When my daughter was young we encouraged to her to try a variety of foods. Some she would try and like. Others she wasn’t so sure about. My mother-in-law once told my daughter that one should try new foods twice. The first time is just to see what it tastes like. The second time is to decide if you like it.
I found the idea of trying something twice before deciding about it particularly insightful. Before we try something we may have preconceived notions of what it will be like. We may be quite surprised by a new experience. In the moment of surprise we’re not ready to make an informed decision. We may find that the experience isn’t what we were expecting. We should take some time to truly be in the experience. The more we contemplate the experience, the better we can understand how it is different from what we expected, and whether or not it is a good experience.

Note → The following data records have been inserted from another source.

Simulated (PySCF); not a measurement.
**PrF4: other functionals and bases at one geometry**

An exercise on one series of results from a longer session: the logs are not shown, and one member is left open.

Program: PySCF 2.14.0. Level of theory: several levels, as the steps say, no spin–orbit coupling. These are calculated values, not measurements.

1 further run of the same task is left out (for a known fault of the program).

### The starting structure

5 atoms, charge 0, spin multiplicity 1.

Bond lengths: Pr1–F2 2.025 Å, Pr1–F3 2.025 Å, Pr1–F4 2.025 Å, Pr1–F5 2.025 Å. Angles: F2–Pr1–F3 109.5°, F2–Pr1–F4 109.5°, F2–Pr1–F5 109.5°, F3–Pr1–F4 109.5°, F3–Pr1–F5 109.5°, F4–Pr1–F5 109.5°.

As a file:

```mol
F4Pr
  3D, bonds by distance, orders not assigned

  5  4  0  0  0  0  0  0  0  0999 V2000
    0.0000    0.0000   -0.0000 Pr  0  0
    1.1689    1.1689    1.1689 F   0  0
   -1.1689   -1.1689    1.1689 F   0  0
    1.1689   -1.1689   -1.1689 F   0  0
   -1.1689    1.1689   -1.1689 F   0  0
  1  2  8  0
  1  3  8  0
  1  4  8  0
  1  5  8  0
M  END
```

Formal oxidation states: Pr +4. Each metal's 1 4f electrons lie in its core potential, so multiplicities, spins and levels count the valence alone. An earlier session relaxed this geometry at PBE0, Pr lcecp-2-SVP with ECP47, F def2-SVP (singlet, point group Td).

I have certainly had a number of new experiences in practicing yoga. I’ve seen poses that look easy, only to get into them and find they’re not so easy after all. There’s a lot of work going on in the body to just hold still in any yoga pose. I also recall seeing a teacher introduce a new pose and thinking to myself “yeah, that’s not going to happen. You want my limbs to go every which way, and balance?!”. But as the instructions flowed from the teacher, I moved into the pose and heard the most important actions to develop in order to maintain the pose.
It was not long after I started taking yoga classes that my mother-in-law’s adage came back to me. I learn a great deal by doing, and repeating. I am happy when a teacher repeats a relatively new pose a week or two after it was first introduced. Then I am past my preconceptions and can more fully experience the pose on the second attempt. I do try new poses in my home practice. But it is different when a teacher reviews a pose. I find that I am so caught up thinking about a new pose that I don’t seem to hear, or at least remember all the important instructions.
There are poses that I tried several times and decided that I didn’t like for whatever reason. In the past I would practice those poses less often. I might have even groaned internally when a teacher announced one of them. I’ve mentioned before that teachers don’t have a choice in the syllabus of poses they are required to understand and teach. I found out something as I practiced for my assessments. Poses that used to be hard or feel out of kilter didn’t feel the same as before. As I increased my frequency and length of practice. I had two insights about my poses. The first insight was that when a pose felt wrong I probably didn’t have good alignment. Alignment is an integral part of the Iyengar method of yoga. As I worked to improve my alignment it felt better to be in the pose.
The second insight I uncovered was that improving the introductory poses helps with the more challenging poses later. In my first four years of yoga I was never able to get my heels to the floor in downward dog. As I increased my time in this pose and Uttanasana (feet together forward bend) I developed more length in my hamstrings. When I started practicing the revolved versions of the standing poses (triangle, side angle, and half moon) I found that those now came easier. I no longer disliked them. I hadn’t realized that hamstring length affected so many other poses.
When you try new poses give them a couple of chances before you decide to practice them less often than others. When you notice that the poses you do practice have gotten better, go back and give the harder ones another try. They may just make a different impression on you.